Friday, March 19, 2010

Marketing Management (offered by University of Auckland – Short Courses)

Greg Morgan, service planning & enhancement management manager attended a short course at University of Auckland on Marketing Management.

Steve Bridges is something of a NZ marketing practice guru. That said, he is an American who has had considerable experience as an academic as well as generalist marketing consultant. Steve migrated to teach the first university marketing course in this country in the early 1970s (at Victoria) and was for a time professor of marketing at Massey University. This two day course aims to give participants an overview of sound principles and practice that would normally take about 70 hours of teaching and learning time.

The course objectives were:
  • to learn or refresh the basic principles of marketing
  • to enable us to critique our own organisation's approach to marketing
For me this was a very timely course given the customer-centric model adopted by Auckland City Libraries and eLGAR libraries taking the step to walk in our customers' shoes - in fact, exactly that language kept popping up in the course of discussion. Working from textbook theory and a wealth of real world case studies, Steve first got us to think about "pseudo marketing". That is the kind of production, product or sales orientated activity which, because it is so visible, can sometimes seem to be all that marketing is about.

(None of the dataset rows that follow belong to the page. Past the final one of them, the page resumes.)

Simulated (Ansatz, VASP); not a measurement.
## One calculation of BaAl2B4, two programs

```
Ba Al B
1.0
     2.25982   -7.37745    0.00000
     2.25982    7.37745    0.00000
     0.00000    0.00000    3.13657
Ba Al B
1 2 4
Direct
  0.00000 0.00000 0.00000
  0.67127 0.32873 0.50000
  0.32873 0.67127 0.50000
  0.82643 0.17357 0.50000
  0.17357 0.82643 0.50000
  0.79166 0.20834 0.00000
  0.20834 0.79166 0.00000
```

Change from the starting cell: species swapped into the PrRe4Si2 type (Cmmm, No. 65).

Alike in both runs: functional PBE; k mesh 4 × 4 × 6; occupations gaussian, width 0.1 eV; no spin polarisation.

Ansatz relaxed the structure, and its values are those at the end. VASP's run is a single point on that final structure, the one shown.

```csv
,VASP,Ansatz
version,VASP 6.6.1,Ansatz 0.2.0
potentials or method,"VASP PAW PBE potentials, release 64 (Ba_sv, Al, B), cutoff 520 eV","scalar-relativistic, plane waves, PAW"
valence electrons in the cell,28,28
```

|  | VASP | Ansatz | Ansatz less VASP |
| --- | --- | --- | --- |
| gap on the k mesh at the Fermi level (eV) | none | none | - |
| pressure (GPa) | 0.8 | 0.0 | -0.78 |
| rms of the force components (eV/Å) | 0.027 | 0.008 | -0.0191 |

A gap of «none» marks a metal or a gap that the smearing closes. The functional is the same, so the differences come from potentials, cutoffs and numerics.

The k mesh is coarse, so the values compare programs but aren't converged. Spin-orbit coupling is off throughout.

Real marketing, however is the down to earth business of identifying and satisfying customers' needs and wants at a profit. In a library context better language might be, solving customers' problems "profitablity". It follows that true marketing is a consumer-customer or client-centric activity.

And it is a philosophy. Ghandi:
"The customer is the most important visitior on our premises. He is not dependent on us. We are dependent on him. She is not an interruption to our work - but the purpose of it"

We explored case studies of how (negatively) organisations sometimes copy the form but not the substance of marketing and when (postively) the marketing manager acts internally as both consumer's advocate and integrator. Advice is absolutely to seat the small stuff, to invest in client-friendly practises and to treat staff too as customers.

The course looked at the component parts of a maketing plan, and this section was full of illumination. I really enjoyed working through hypothetical cases:

  • trying to picture distinct customer segments
  • creating a hypothesis for each (what is the particular problem they'd loved solved? teh benefit they would like?)
  • thinking about appropriate marketing mix of products and/or services to deliver a solution of new customer benefit.
Customer-centric thinking leads us to understand that people are seeking benefits or solutions to problems, not products or services as such. It was interesting to reflect upon the reality that the golden rule of doing unto others as you would have them do unto you is not necessarily a customer-centric philosophy...How good in practice are various kinds of organisation at market segmentation (understanding different customer groups) rather than the aggregation approach of one service for all? How knowledgeably can we differentiate our customer base by geography, demographics, psychographics factors (eg lifestyle, personality) and demonstrated behavious?

Do we understand customer behaviour? Do people's apparently rational answers to surveys really connect with the true feelings and emotions? Do we assume that humans are happy decision makers? The reverse is true - we don't like making decisions and avoid or subvert them. How do customers make choices? How can we in the way we relate to customers reduce or eliminate the anxiety they feel around deciding whether to use our services?

Negative customer feedback is especially valuable to the development of relationships that build detractors who care into loyal customer-advocates. In taking a quick look at market research we reviewed the pros and cons of tools such as focus group interviews, telephone surveys, mail surveys, door to door and web based surveying. We thought about how to make research pertinent, ethical and cost effective.

The course rounded off with sections on branding, marketing communications and social media. Each session was relevant to library service, and to an organisation which has for a long time put resource into understanding the library related preferences of users as well as non users.

Superbly presented and accompanied by carefully selected references to further reading and online resources, this course was just right for me at this time. It gave me a lot to think about in terms of my current role. Further more, it left me confident that I actually know a bit more about marketing approaches than I might have thought. After all, as customers we are epxerts of our own experience.